The Semantic Web has enormous potential to change the way we receive, understand and use information. The Web as we know it today connects pages of information one dimension at a time to each other based on some simple things you ask it to perform (e.g. keywords like “dog” & “food”). Of course you get some pages that talk about dog food. But many others that simply happen to have the words dog and food somewhere on the page yet talk about all kinds of things other than “dog food.” A Semantic Web makes sure the concept of dog food is present first, and then identifies other facts, experts, types, uses, recipes, ingredients, etc., about dog food. A Semantic Web is smart in that it presents a better set of results, in context and is ready to solve problems, answer questions directly, infer, resolve, discover and analyze in ways that the current web was never designed to do.    

Still, the Semantic Web is still in its infancy. For all its potential, the Semantic Web still has a long way to go. Why? Education, exposure, and evangelism are part of the reason. Actual experimentation and perfection of technology that drives the Semantic Web are two key additional reasons. These take time, sometimes many years.  The VCR, telephone and cell phone each took nearly 10 years to reach a 20 percent use mark among the general population.  In comparison to these technologies’ adoption rates, the Semantic Web is still in its early stages of use. The 20 percent penetration mark is often looked at as the first inflection point in the often cited S-shaped technology adoption curve where the 21 percent through 80 percent penetration mark moves rapidly over time. 
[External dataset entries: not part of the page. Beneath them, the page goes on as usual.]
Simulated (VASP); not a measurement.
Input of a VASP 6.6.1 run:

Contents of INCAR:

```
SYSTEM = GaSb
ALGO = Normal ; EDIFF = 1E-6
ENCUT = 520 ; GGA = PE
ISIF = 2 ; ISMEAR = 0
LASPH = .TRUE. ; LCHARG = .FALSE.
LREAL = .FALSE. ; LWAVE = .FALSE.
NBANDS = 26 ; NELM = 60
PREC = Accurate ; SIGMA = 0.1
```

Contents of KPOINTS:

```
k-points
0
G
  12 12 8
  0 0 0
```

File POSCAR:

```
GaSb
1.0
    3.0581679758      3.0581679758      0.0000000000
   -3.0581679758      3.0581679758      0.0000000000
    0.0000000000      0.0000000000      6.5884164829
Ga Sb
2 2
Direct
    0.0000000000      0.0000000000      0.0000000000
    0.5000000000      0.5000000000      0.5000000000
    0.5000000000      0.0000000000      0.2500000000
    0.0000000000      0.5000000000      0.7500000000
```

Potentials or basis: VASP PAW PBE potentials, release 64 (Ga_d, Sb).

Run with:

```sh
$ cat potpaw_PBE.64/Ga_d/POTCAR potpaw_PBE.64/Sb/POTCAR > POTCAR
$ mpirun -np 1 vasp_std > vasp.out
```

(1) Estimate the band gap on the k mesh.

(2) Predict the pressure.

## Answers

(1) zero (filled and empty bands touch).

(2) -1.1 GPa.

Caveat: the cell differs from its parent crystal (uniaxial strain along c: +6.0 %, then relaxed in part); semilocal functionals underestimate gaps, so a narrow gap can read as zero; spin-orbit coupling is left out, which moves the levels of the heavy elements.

Standards help drive technology adoption but aren’t the end-all, be-all. Besides the factors above, standards will help settle the uneasy, risky feeling among potential users that are teetering on placing a bet on burgeoning Semantic technology. Standards accelerate the adoption of technology since users know it will not become obsolete or be eclipsed by something else in short order. When all technology makers agree and adhere to a standard, it clears the air and assures users that the technology is here to stay. We have good standards now with the Semantic Web; standards that are setting the stage for acceleration on the S-shaped technology curve.  

Once standards are established and accepted, applications must come next. Hands-on experience with well-designed and useful Semantic applications is key to spurring adoption and generating new ideas.  Thus a virtuous cycle of application experience and application generation supports the adoption of the Semantic Web beyond standards.

Semantic Web technology must be able to read and reason over content like we do, but faster. Once standards are met we face a choice.  How will we use those standards to make the Web Semantic?  There are two choices: 1) Mark up every page by hand by reading, deciding what a subject, predicate and object are and then add URI’s to describe them, or 2) Use technology that can do this for us. Amazingly enough, even some of the largest technology companies expect the first choice, the hand mark-up method, which is both time and labor intensive.  Do the math and you can easily conclude that the mark-up method alone would add 30-40 percent to the workload of every IT professional around the world. 

An evolving two-fold approach to automating the mark-up of the Semantic Web. There seems to be little debate right now about which approach, linguistical or statistical, is superior in solving the problem described above. Nor is there any evidence of work being done to see how both approaches could be used to support each other and fill-in where the other falls short. Still, this dual approach may hold great promise in relation to fully automating the Semantic Web.  

Vision and guts are rare but these are what will and are already driving initial use of the Semantic Web.  The Semantic Web is something that is new, different and has not been tried before. There is risk in attempting, and sometimes failing, to build and use a Semantic Web application. But risk often comes with great reward. At Expert System, over the course of several hundred deployments of Semantic Web applications, our customers tell us they get back $400 for every dollar they invest. ROI has and always will clear the way for much more use, experimentation and success. 

While there are many issues unfolding in relation to the Semantic Web, the reality is that we’re well on our way to finding solutions for many of the current problems mentioned above.   As we approach 2011, we look forward to establishing a Semantic Web that is as ubiquitous as the Web is today.